Signature or Other Authority: A person has signature authority over an account if such person can control the disposition of money or other property in it by delivery of a document containing their signature to the bank or other person with whom the account is maintained.
Other authority exists in a person who can exercise power that is comparable to signature authority over an account by direct communication to the bank or other person with whom the account is maintained, either orally or by some other means.
Is a U.S. resident with power of attorney on his elderly parents’ accounts in Canada required to file an FBAR, even if the resident never exercised the power of attorney?
Yes. Whether or not such authority is ever exercised is irrelevant to the FBAR filing requirement.

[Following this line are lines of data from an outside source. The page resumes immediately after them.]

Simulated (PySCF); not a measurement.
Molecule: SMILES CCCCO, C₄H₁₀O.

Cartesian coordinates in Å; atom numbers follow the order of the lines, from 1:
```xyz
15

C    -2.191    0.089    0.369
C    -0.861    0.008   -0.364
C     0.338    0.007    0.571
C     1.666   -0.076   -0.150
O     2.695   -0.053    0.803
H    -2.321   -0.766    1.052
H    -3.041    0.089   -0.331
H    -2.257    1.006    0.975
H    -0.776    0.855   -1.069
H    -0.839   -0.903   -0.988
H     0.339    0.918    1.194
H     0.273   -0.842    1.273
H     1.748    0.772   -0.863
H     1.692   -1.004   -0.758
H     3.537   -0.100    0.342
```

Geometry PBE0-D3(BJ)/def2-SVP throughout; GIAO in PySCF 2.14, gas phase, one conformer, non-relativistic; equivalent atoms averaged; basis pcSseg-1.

How do filers report their accounts to the IRS?
Complete boxes 7a and 7b on Form 1040 Schedule B, or
Box 3 on Form 1041 “Other information” section, or
Box 10 on Form 1065 Schedule B, or
Boxes 6a and 6b of Form 1120 Schedule N
AND – completing Form TD F 90.22-1.
When is the FBAR Due?
June 30th of the year following the year that the account holder meets the US$10,000 threshold. An extension to file a Federal income tax return DOES NOT extend the due date for filing an FBAR. Filers cannot request an extension of the FBAR due date.
Where do I file the FBAR?
U.S. Department of the Treasury
P.O. Box 32621
Detroit, MI 48232-0621
How do I verify that my FBAR was filed?
Ninety days after the date of the filing, the filer can request verification that the FBAR was received. A request can be made by calling 866-270-0733 option 1. There is no fee for an over the phone verification.
How to amend a previously filed FBAR
- Check the Amended box in the upper right hand corner of the first page of the form;
- Make the needed additions or corrections;
- Staple it to a copy of the original FBAR; and
- Attach a statement explaining the additions or corrections.
What happens if you are required to file an FBAR and you fail to do so?
Failure to file an FBAR may potentially result in civil penalties, criminal penalties or both. If you learn that you were required to file an FBAR in earlier years, you should file the delinquent FBAR reports and attach a statement explaining why the reports are filed late. No penalty will be assessed if the IRS determines that the late filing were due to reasonable cause. Keep copies for your records. Records should be maintained for 5 years.
Form 8938 – Statement of Specified Foreign Financial Assets
Certain U.S. taxpayers holding specified foreign financial assets with an aggregate value exceeding US$50,000 will report information about these assets on Form 8938, which must be attached to the taxpayer’s annual income tax return.
However, if you do not have to file an income tax return for the tax year, you do not have to file Form 8938, even if the value of your specified foreign assets is more than the appropriate reporting threshold.
If you are required to file Form 8938, you do not have to report financial accounts maintained by:
- A U.S. payer (such as a U.S domestic financial institution);
- The foreign branch of a U.S. financial institution; or
- The U.S. branch of a foreign financial institution.
You must file a Form 8938 if:
1. You are a specified individual:
- U.S. citizen; or
- Resident alien of the United States for any part of the tax year; or
- Nonresident alien who makes an election to be treated as a resident alien for purposes of filing a joint income tax return.
2. You have an interest in specified foreign financial assets required to be reported.
Specified foreign financial asset:
- Any financial account maintained by a foreign financial institution, except as indicated above.
- Other foreign financial assets held for investment that are not in an account maintained by a U.S. or foreign financial institution - such as stock or securities issued by someone other than a U.S. person, or any interest in a foreign entity, and
- Any financial instrument or contract that has an issuer or counter-party that is other than a U.S. person.
3. The aggregate value of your specified foreign financial assets is more than the reporting threshold that applies to you:
Unmarried taxpayers living in the U.S.: total value of your specified foreign financial assets is more than $50,000 on the last day of the tax year or more than US$75,000 at any time during the tax year.
Married taxpayers filing a joint income tax return and living in the U.S.: total value of your specified foreign financial assets is more than $100,000 on the last day of the tax year or more than US$150,000 at any time during the tax year.
Married taxpayers filing separate tax returns and living in the U.S.: total value of your specified foreign financial assets is more than US$50,000 on the last day of the tax year or US$75,000 at any time during the tax year.
Taxpayers living abroad you must file if:
You are filing a return other than your joint return AND the total value of your specified foreign financial assets is more than US$200,000 on the last day of the tax year or more than US$300,000 at any time during the year; or
You are filing a joint return AND the value of your specified foreign financial asset is more than US$400,000 on the last day of the tax year or more than US$600,000 at any time during the year.